I've discovered some esoteric functionality with regards to how paste
serve drops privileges and I'd like to provide some information and
solicit feedback for a path forward.
When starting an application with paster serve as root (e.g. in order
to bind to a privileged port), the effective groups membership of the
processes as returned by 'os.getgroups()' is left as '' (i.e. root)
I don't really consider this a security issue myself, but others may
disagree, as a file that is readable/writable by the root GROUP will
still be accessible by the application started by paster serve as root
even after it "drops privileges" to another user as specified in the
Some folks will suggest that you simply call os.setgroups() to
remove all group membership permissions except that explicitly set
This is necessary and [probably] sufficient.
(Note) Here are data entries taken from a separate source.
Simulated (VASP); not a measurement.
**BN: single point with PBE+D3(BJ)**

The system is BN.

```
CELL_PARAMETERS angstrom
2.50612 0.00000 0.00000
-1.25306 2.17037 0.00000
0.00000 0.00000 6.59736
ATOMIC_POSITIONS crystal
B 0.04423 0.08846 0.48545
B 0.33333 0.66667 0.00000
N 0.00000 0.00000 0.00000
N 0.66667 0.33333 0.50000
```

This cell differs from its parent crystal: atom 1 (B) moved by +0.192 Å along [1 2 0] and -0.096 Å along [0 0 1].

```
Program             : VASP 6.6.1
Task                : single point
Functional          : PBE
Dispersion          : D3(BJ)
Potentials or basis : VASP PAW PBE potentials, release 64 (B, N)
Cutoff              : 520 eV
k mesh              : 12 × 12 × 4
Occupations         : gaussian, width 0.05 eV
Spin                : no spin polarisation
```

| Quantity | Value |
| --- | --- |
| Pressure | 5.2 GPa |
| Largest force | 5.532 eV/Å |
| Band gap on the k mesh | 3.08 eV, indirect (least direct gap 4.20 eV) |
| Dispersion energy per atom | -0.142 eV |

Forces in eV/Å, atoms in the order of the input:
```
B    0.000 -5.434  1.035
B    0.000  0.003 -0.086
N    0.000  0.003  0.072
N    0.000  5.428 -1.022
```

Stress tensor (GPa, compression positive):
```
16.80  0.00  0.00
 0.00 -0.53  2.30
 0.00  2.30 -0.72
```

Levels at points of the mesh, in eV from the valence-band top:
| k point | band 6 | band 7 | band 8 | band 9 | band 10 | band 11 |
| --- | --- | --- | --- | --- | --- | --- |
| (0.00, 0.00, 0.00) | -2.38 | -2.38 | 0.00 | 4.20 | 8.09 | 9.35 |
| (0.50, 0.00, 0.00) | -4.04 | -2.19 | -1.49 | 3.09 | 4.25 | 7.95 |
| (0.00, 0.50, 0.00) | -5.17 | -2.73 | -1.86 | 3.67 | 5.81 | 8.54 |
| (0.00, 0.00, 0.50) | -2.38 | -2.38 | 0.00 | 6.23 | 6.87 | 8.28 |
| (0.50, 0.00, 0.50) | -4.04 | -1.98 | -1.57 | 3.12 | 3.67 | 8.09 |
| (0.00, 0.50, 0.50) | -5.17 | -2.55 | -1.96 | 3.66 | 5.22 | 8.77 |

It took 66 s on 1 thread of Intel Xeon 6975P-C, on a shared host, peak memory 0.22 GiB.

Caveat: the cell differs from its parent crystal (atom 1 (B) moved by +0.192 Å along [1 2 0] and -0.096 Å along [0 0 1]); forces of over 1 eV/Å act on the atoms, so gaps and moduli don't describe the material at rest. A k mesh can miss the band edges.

However, IMO, the better option is take advantage of
os.initgroups(user, gid), which will set the effective group
permissions for all groups of which the specified user is a member and
also the supplemental group id as provided (in this case from the
Unfortunately this system function only became directly available in >
2.7 (http://bugs.python.org/issue7333), but you can emulate the spirit
of the functionality with the grp module:
os.setgroups([e.gr_gid for e in grp.getgrall() if user in e.gr_mem] +
In paste.script.serve.change_user_group, you would perform the above
just before the call to os.setgid(gid).
I'd like to see the functionality of paster serve improved in this
regard. Would anyone else be interesting in patching this?
Alternatively suggest which patch would most likely to be accepted?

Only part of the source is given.